This week: The temple is destroyed.

Next week: End of Book 6.

Re: Recap

Date: 2026-04-20 11:48 pm (UTC)
From: [personal profile] cenozoicsynapsid
J seems to emphasize in this section how close the Jews come to a successful defense... despite the obvious futility of their effort, as we have already discussed. The Romans (if they can do nothing else) can just starve them out. In fact, what he doesn't say is that Titus is pressing the assault--- with predictably high casualties for his men--- precisely because Vespasian needs to begin his reign as emperor with a triumph over the Judeans. This is what is setting the timetable. Ladders, storming the breach, the futile efforts to break in at night, are all the strategems that an impatient commander uses to trade bodies for time. I wonder if the soldiers' efforts to fire the temple are based to some extent on their understanding that Titus will continue to incur heavy casualties until the city is successfully taken.

I do think that, whatever the assumptions about the temple, Titus did not just decide to treat Jerusalem like Carthage. In fact, Carthage is a good comparison: Rome wins three Punic Wars before deciding to finally raze the place. And there will be three Roman-Jewish wars, culminating in Bar Kochva's revolt (about a hundred years from now) when the Romans will decide to raze Jerusalem, replace it with a pagan colony and exile most of the Jews. If they'd wanted to do that on this occasion, they probably would have?

It is interesting that (6.115) some of the upper-class citizens and priests leave Jerusalem and are sent by Vespasian to Gophna. Gophna (just north of Jerusalem) is not the same as Yavneh (Jamnia to the Greeks), but they sound extremely similar. I wonder if J has heard something about the escape of R' Yohanan and his disciples, but has mistakenly inferred that Vespasian sent them to the much nearer city of Gophna rather than to Yavneh, on the basis of the similarity of sounds?

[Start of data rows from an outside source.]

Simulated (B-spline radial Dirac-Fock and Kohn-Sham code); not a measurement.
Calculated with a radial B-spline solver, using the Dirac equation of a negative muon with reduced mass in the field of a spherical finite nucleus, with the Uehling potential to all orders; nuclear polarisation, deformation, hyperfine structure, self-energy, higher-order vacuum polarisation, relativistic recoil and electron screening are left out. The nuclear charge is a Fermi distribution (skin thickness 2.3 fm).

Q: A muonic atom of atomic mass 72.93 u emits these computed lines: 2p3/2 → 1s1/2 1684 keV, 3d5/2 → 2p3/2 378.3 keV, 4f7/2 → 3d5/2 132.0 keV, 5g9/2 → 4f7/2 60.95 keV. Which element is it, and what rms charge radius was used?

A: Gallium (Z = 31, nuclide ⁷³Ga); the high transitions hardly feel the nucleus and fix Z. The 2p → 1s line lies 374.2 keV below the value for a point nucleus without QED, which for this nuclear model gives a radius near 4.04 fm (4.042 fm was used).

[personal profile] selenak, in our translation also, Sabinus the Syrian is "black-skinned, scrawny, with the flesh compact on him". As you say, it seems uncharacteristic for a Roman historian to say much about skin color, nor was skin color prejudice a major factor in Roman ethnic stereotypes. Perhaps we are just to infer that the glorious Titus can inspire men of any nationality to feats of reckless heroism?

Re: Recap

Date: 2026-04-21 10:59 am (UTC)
selenak: (Empire - Foundation)
From: [personal profile] selenak
precisely because Vespasian needs to begin his reign as emperor with a triumph over the Judeans. This is what is setting the timetable.

Very good point. We know Vespasian is here to stay until his natural death millenia later, but at the time neither Titus nor anyone else can be sure Vespasian will hang around any longer than the previous three guys. If the Year of the Four Emperors proved one thing, then that the rules from the last century don't apply anymore. Anyone (with an army or two) can become Emperor, and they can be deposed as quickly if they don't demonstrate something that makes them different.

Brushing up my Suetonius has also reminded me that people at the time when Titus post victory at Jerusalem made a little detour to Egypt before heading home to Italy were wildly speculating whether he's going to turn this into the era of the Five Emperors and make his own bid for the throne. (For symbolic reasons - apparantly Titus observed the ritual of the Apis bull, which is something Alexander did back in the day when in Egypt - and also because Egypt is still the breadbasket of the ancient world and whoever has troops there could cut off Rome's supply of grain very fast.) Which he doesn't do, but it gives one a sense of the atmosphere at the time, everything still very jittery and up in the air, with a sense that anything is possible.

Another Suetonius tidbit, this time from the Domition bio, is the reminder that one consequence of the Jewish defeat was that Vespasian ordered the tax the Jews had previously paid to the Temple to be paid to him instead where it was used to rebuild the Temple of Jupiter that had been burned down in the grand climax of the Year of the Four Emperors (with young Domitian and Vespasian's brother inside). (The Temple of Jupiter in Rome and the Second Temple in Jerusalem burning down a year or so apart begs for some mythological connection, btw, but for once, Suetonius, who otherwise loves a good omen, doesn't go there.) Domitian keeps this tax when the Jupiter Temple has finished rebuilding - of course he does - but he also introduces the novelty of people suspected of being undercover Judeans tax evaders having to show their penises to prove they aren't (because of circumsision), and Suetonius comments he can still renember that from being a boy. Good grief.

It is interesting that (6.115) some of the upper-class citizens and priests leave Jerusalem and are sent by Vespasian to Gophna. Gophna (just north of Jerusalem) is not the same as Yavneh (Jamnia to the Greeks), but they sound extremely similar. I wonder if J has heard something about the escape of R' Yohanan and his disciples, but has mistakenly inferred that Vespasian sent them to the much nearer city of Gophna rather than to Yavneh, on the basis of the similarity of sounds?

Could be!

As you say, it seems uncharacteristic for a Roman historian to say much about skin color, nor was skin color prejudice a major factor in Roman ethnic stereotypes. Perhaps we are just to infer that the glorious Titus can inspire men of any nationality to feats of reckless heroism?

I guess. Or it's like with the Essenes - for some reason lost on us Josephus goes into details (in this case, skin colour) that don't really seem to contribute something to the narrative.